The junta-controlled Central Bank of Myanmar (CBM) plans to form a task force comprising officials from the Bureau of Special Investigation (BSI), an intelligence agency, a security service, and a department under the Ministry of Home Affairs to try to bring the soaring foreign exchange rate and gold prices under control.
Myanmar has been hit by soaring inflation since the military coup in 2021 and the regime’s attempts to cool it down have been in vain. The latest blow came early this month with the junta’s circulation of a new 20,000-kyat banknote, which only worsened the inflation panic among the public. One US dollar is now traded at around 3,900 kyats in the open market, and the price of gold was 3.92 million kyats per 16 grams on Aug. 21.
To counter the situation, the CBM held a meeting in Naypyitaw on Saturday with regime bodies including the BSI and the Union of Myanmar Federation of Chambers of Commerce and Industry (UMFCCI) on the foreign currency situation. Following the meeting it revealed its plan to form a task force to scrutinize and investigate businesses that have been manipulating market prices.
“Prices these days are not at reasonable rates and they are intentionally created by some people who are manipulating them for their benefit. Therefore, we will take effective action,” said Than Than Swe, governor of the junta-controlled CBM, at the meeting.

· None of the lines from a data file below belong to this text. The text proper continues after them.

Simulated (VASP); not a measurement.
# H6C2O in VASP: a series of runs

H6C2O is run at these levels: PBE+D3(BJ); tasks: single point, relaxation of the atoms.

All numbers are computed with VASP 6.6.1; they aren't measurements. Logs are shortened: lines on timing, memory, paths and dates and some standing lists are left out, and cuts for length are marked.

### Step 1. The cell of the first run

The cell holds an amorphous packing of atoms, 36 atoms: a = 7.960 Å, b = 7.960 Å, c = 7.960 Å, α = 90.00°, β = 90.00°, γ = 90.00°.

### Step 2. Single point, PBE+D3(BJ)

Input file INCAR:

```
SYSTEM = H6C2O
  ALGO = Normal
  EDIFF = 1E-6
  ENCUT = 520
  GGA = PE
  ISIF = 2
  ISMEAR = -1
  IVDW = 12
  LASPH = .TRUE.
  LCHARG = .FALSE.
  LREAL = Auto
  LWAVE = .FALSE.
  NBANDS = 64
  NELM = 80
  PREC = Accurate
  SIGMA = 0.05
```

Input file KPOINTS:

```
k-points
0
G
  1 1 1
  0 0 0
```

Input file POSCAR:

According to the minutes of the meeting, the governor warned Myanmar people not to hoard dollars and other foreign currencies. She said permission is required to hold them, and only up to a maximum of $10,000 or the equivalent amount of other foreign currencies, and only for a maximum of six months.
To avoid hoarding, she said, after six months holders must sell the foreign currencies to specified banks at a fixed rate set by the CBM. For example, the regime’s official exchange rate for the dollar is 2,100 kyats.
The CBM raised the issue of exporters who failed to show bank records declaring their export earnings during the period from 2016 to 2022, saying this was a reason for the worsening exchange rate. It said some businesses failed to produce transaction records for export earnings amounting to up to $2 billion.
General Yan Naing Soe, a joint secretary of the junta’s Central Committee on Ensuring Smooth Flow of Trade and Goods, echoed the CBM governor and warned exporters to clear all export earnings within 45 days.
“The current dollar price is baseless. Don’t be worried about it. It will decrease when the time comes,” he said without offering a specific timeframe.
“We will form a task force to deal with the soaring gold price and exchange rate,” he added.
He said that the regime has filed lawsuits against 78 companies for failing to show bank transaction records of export earnings, adding that the founders of two companies are already in jail. He added that plans are in the works to sue more than 80 additional companies.
One exporter dismissed the CBM’s claims as “nonsense”, describing them as an attempt to blame others for its failure to manage the financial sector properly.
They explained that the $2 billion cited by the CBM is not government revenue, rather it is companies’ private earnings. The companies have already paid the related customs and tax clearance, the exporter said, adding that in the past domestic exporters and overseas importers have always been free to arrange payments as they saw fit.
“The junta’s explanation [of the problem] is total nonsense, and so is dating it back to when the civilian National League for Democracy [NLD] government took power in 2016. It is trying to imply to the public that the NLD government didn’t handle [the economy] well, and it is trying to convince them that the current high foreign exchange rates are a result of that. But it is total nonsense,” said U Thant Zin (not his real name), an export and import businessman.
The CBM ordered exporters to convert 65 percent of export earnings into kyats at a fixed rate—set by the CBM—starting from March, in a move seen as part of the regime’s efforts to take control of foreign currency inflows.
The junta-controlled CBM has repeatedly claimed that foreign exchange rates and gold prices are rising because certain businesses are manipulating them, but economists say the regime is simply trying to cover up for its own failures and economic mismanagement.
Exporters are not the only targets of the CBM: It has made similar accusations against gold traders.
“I’m not saying there aren’t people who manipulate [prices],” said a member of the Federation of Myanmar Gold Entrepreneurs Association (FMGEA), explaining that some people may have bought piles of gold bars while spreading rumors that other assets are no longer safe, hoping to drive up prices and sell later at a profit.
“But we, the gold market players, what we expect is only lower prices. Because people buy gold and jewelry only when the prices are affordable,” he said.
Since the junta-controlled CBM revealed its plan to organize a task force to scrutinize, investigate and take action against market manipulation on Saturday, the foreign exchange rate and gold price have significantly dropped this week. On Friday, the gold price jumped to 3,930,000 kyats per 16 grams, the highest figure ever, while the exchange rate jumped to 3,900 kyats per dollar. But on Tuesday, the gold price decreased to 3,680,000 kyats and the exchange rate fell to 3,650 kyats per dollar. Businesspeople in gold and foreign exchange markets expect to see the prices fall further in the coming weeks.